First Impression, Key Impression

The fortune cookie is correct: You never get a second chance to make a good first impression. First impressions are essential in the security business, whether it is a guard checking in visitors at a reception desk, an officer patrolling a building, a supervisor training a new officer, or a security department manager debriefing a company official. For each person the following facts apply:

* It takes less than two minutes to make an impression.

* A positive first impression builds credibility, rapport, and trust - critical factors in the security business.

* It is difficult, probably impossible, to change a negative first impression unless you have time to do so.

* First impressions depend on what people see, not on what you say.

The process by which first impressions are formed is complicated but predictable. When we meet someone for the first time in face-to-face interactions, the receiver's eyes take into account a tremendous amount of information. Therefore, the first key question to ask yourself and your staff is: What do I look like? What messages do my body language and appearance give?

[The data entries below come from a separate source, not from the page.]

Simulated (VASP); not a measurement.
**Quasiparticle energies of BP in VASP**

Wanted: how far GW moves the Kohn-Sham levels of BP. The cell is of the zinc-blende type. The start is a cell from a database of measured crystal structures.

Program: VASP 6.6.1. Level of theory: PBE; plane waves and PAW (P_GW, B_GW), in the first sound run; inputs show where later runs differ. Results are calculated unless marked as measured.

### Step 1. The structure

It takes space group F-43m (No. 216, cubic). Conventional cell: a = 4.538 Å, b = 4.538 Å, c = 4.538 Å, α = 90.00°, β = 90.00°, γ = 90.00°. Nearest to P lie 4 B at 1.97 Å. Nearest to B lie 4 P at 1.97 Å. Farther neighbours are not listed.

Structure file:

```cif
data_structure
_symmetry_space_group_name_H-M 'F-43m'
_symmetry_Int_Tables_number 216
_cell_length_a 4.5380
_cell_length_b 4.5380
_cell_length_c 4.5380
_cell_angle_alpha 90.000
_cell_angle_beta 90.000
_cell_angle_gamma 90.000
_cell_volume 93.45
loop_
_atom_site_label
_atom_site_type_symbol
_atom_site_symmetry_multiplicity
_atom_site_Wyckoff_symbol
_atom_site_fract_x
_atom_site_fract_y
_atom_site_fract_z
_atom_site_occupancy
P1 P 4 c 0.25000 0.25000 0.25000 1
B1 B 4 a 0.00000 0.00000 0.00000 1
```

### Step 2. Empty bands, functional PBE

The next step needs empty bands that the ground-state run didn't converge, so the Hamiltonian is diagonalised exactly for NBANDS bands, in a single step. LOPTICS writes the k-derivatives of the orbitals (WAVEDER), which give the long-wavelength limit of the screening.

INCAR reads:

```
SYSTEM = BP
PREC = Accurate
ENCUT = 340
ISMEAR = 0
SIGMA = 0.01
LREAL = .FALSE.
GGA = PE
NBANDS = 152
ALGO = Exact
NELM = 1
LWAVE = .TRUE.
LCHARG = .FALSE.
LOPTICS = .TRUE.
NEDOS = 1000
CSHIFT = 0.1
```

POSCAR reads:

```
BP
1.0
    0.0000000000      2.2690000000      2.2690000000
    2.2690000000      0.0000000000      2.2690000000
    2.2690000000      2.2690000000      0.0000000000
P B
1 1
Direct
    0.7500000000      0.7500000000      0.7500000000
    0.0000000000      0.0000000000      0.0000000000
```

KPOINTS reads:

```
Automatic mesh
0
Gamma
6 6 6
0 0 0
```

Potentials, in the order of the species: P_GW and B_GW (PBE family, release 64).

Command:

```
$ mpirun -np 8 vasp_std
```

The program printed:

What do you look like? There is a sequence by which people process information when meeting someone for the first time, and it begins with the nonverbal. At any point during an interaction, one or more of the following attributes may stand out; if they do, the other person has to work through them before proceeding to the next one:

* skin color

* gender

* age

* appearance

* facial expressions

* eye contact

* personal space

* movement

* touch

Fifty-five percent of meaning is conveyed, studies indicate, by just these nine nonverbals. It may not be the meaning you - or that guard - intended. You may not intend to be seen as hostile, arrogant, rude, or slovenly, but people meeting you for the first time tend to believe what their eyes tell them about you.

The power of nonverbal communication is such that in our society we are more likely to respond to orders coming from someone in uniform than from someone in civilian clothes. Research documents how persuasive guard uniforms are - (using uniform, badge, insignia, but no gun) - in achieving compliance. In fact, some

evidence suggests wearing a uniform affects the psychology of the wearer, perhaps increasing his or her authoritative behavior.

The uniform itself provides so much power in most situations that it may be unnecessary to push it further with mirrored or dark sunglasses, swaggering movements, unrelenting eye contact, or aggressive gestures. In fact, for many cultures in the United States, such body language may exacerbate tension and heighten conflict.

Once people take in what they see, they zero in on your voice - assuming they haven't made up their minds based on the nonverbals alone. A voice will either enhance the initial impression or change it and that makes the next question just as important as how you look.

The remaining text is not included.